By Rev. Dr. Stephen C. Farris

 

In a number of older churches there is carved on the pulpit, where only the preacher may see them, the words of the Greeks in the gospel reading for the first Sunday of April, “Sir, we would see Jesus.” (There is a sexist assumption here but the point of the carving remains sound.) As Lent draws to its conclusion in Good Friday and as the Easter season dawns, the church year is even more Christ-centered than usual. It seeks to enable us to “see Jesus.” We shall therefore concentrate in this study on the gospel texts for the month with an occasional mention of the epistle readings.
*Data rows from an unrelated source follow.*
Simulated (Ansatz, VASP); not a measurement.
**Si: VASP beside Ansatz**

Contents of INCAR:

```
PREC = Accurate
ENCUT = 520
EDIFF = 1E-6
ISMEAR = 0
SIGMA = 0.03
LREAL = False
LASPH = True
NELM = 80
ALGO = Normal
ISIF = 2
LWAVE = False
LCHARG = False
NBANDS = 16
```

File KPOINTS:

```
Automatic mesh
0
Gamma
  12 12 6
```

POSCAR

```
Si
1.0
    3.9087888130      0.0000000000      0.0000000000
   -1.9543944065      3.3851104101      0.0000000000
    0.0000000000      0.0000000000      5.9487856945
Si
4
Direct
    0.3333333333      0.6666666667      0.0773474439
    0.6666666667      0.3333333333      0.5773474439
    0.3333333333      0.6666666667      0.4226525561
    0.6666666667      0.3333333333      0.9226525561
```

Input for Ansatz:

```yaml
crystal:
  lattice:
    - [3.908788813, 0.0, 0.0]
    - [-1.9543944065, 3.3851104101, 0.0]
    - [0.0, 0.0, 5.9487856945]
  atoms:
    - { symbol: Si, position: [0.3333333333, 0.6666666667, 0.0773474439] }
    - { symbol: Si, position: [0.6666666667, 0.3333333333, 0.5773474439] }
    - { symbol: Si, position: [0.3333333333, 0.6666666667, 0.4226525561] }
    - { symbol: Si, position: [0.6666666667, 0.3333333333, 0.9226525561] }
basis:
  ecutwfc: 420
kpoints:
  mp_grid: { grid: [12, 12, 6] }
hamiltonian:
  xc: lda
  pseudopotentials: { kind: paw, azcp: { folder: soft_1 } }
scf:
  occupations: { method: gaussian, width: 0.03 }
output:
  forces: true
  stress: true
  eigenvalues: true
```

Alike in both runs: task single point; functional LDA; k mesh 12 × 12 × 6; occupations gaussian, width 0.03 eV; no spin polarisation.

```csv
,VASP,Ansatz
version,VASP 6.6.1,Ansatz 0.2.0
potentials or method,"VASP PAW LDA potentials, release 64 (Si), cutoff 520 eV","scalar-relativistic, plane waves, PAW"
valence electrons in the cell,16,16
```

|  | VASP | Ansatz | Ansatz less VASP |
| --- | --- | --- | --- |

Fifth Sunday in Lent: April 2, 2006
Jer 31:31–34; Ps 51:1–12; Heb 5:5–10; Jn 12:20–33


On the first Sunday of the month, John’s Gospel tells of certain Greeks who come seeking Jesus. These “seekers” represent in their persons the Gentile church. It may be, however, that we may profitably see ourselves in this story not just as the inquiring Greeks but also as Philip. Though this text is often applied to the preacher alone, as in the carvings on the pulpits mentioned above, it is surely the task of any Christian to be ready to introduce inquirers to Jesus. Churches should be “seeker sensitive” whatever their style of worship. It is interesting to note that the Greeks reach out to Philip, who has a Greek name meaning “lover of horses.” Philip, in turn, approaches Andrew, another disciple with a Greek name, this one meaning “manly.” It is probably still the case that Christian outreach takes place through those who share some of the culture of the seekers.


Throughout the Gospel of John it is made clear that Jesus’ “hour has not yet come” (Jn 2:4, 7:30, 8:20). But now, either because the crucifixion is at hand or because even the Greeks are seeking him, or possibly because of both realities, “the hour has come for the Son of Man to be glorified.” Everything now said is spoken in light of the imminence of the cross. John’s account of the crucifixion does not focus primarily on suffering, real and troubling though that suffering is. Paradoxically, it focuses on ultimate glory. Though very real, the death and burial of Jesus is like the planting of a seed which can bear fruit only in that way. In the Synoptic Gospels the seed is the word. In John, it is Jesus himself.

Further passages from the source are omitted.